##If you are not viewing this notebook in Colab already, open this link:
https://colab.research.google.com/github/dbamman/nlp20/blob/master/setup/Colab_Intro.ipynb

# What is Colab?

* Colab is a free [Jupyter Notebook](https://jupyter.org/) 
environment hosted by Google that allows you to develop and run code and analyze data using computing resources in the cloud.  In this class, we'll typically use it for programming assignments in Python.


* Colab Notebooks (like this one) consist of "Cells" that help organize code and text. From within Colab, you can add a Code Cell or a Text Cell by clicking the "+ Code" or "+ Text" buttons on the top left. 

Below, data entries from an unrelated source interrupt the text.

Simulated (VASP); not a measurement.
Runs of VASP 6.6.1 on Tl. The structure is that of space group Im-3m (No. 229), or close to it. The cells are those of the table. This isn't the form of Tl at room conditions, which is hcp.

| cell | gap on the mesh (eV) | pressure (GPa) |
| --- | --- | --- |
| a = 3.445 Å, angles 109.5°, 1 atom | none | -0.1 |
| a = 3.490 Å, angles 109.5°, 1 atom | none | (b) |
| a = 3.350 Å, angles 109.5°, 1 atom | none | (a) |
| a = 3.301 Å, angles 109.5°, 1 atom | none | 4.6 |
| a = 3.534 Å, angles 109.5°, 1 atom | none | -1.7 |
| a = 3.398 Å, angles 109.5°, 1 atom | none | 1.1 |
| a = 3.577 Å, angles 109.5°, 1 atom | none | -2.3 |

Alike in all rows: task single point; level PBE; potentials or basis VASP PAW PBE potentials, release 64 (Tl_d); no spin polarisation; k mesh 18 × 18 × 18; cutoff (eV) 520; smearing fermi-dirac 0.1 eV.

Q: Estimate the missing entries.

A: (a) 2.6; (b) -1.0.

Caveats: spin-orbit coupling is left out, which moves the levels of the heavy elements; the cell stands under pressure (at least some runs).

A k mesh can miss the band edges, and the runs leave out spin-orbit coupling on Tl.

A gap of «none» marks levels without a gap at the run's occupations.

* Google provides lots more details and tips about Colab in their [tutorials](https://colab.research.google.com/notebooks/welcome.ipynb).  If you are new to Colab, you might find these tutorials helpful to get up to speed.


* To execute the code in a cell, use the key-command `shift+enter`. Try that out on the code cell below

In [0]:
5 + 5

# Creating a Colab Notebook

* You need to be signed into a Google account in order to create, edit, and save Colab Notebooks.  You can create a new Notebook and find your saved Notebooks by going to https://colab.research.google.com/ while logged into your Google account. 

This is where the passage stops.